How would a $14500.00 not at fault collision affect my 4100 mile 2012 Jetta TDI?
Asked by rocketman442 Feb 22, 2013 at 02:24 PM about the 2012 Volkswagen Jetta TDI with Nav
Question type: Shopping & Pricing
How would a $14500.00 not my fault collision affect my new-purchase 2012 VW TDI Jetta with 4100 miles?
6 Answers
Let's see if I have this straight. You, rocketman got in a smashemup that was not your fault that the collision shop want's $14,500 to fix. What are you asking? How it will effect you car in the future? Who's fault it was won't change that, you have me confused when you say that. But I'm easily confused. I am going on the assumption the PersonX's insurance paid for it and now it's fixed after a near total. Predict the future? Not I..but if it was repaired by a competent, reputable body/frame collision repair shop it should have no effect
Except jimmy has a valid point. If/when you try to sell or trade it in, and, say, I want to buy it. I get a Carfax that shows that it was nearly totaled at one point, I would not buy it
This is one of those "It is what it is" scenarios...and I'm sorry that it happened to you. If it were me though, I'd see if i could get your Insurance Company to declare it a TOTAL loss ($14,000+ worth of damage sounds pretty damn severe). SOME Insurance companies (usually larger, more established ones) MAY do this...The same BS ones (like Safe Auto) won't. As was stated above, it will remain on your CarFax like a prison record and when it comes time to sell or trade, you'll take another hit (pun intended) financially.

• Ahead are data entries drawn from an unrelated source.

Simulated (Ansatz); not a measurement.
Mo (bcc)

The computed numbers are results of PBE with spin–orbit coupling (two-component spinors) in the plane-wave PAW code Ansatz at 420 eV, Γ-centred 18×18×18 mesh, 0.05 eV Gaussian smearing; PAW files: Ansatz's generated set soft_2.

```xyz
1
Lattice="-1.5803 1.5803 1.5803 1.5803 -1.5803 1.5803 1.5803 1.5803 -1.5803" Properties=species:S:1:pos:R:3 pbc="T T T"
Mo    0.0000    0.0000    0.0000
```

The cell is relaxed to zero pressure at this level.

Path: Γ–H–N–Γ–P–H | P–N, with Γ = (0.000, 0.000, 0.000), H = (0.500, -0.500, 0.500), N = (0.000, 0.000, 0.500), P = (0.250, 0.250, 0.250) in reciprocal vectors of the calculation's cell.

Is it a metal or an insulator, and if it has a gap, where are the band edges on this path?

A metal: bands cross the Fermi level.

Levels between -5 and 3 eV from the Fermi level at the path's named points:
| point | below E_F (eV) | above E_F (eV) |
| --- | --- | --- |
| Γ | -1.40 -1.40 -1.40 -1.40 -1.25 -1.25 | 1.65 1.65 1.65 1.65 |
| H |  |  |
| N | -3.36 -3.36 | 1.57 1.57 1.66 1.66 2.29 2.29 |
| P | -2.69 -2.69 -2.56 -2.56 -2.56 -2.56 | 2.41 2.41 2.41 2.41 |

As previously stated,it depends on how effectively it was repaired,many shops that just do not have the correct stuff to work on today's cars,if the shop is upto date on it's tooling and techniques,then you should be ok.Was the hit in the front ,side ,or rear?If the bags get deployed that can run costs up very fast,as a lot must be replaced when they deploy.But you will take a second hit come trade in time ,once it's on the carfax its there for the life of the car,sort of poor credit report for your car,only you can not do anything about it.
migration_judge_roy answered 11 years ago
Does it dogtrack? If it does the rolling stock is compromized, and will not resell if it gets a salvage title because the insurance company says so- get rid of this buggy, take the pittance and get another, try to stay out of harm's way. A guy ran a redlight and took away my first love '59 ponitac, the settlement was just enough to pay the lawyer...and I end up with some inconvenience for something was NOT my fault. You take your knocks and move forward- dog track...not cute...avoid.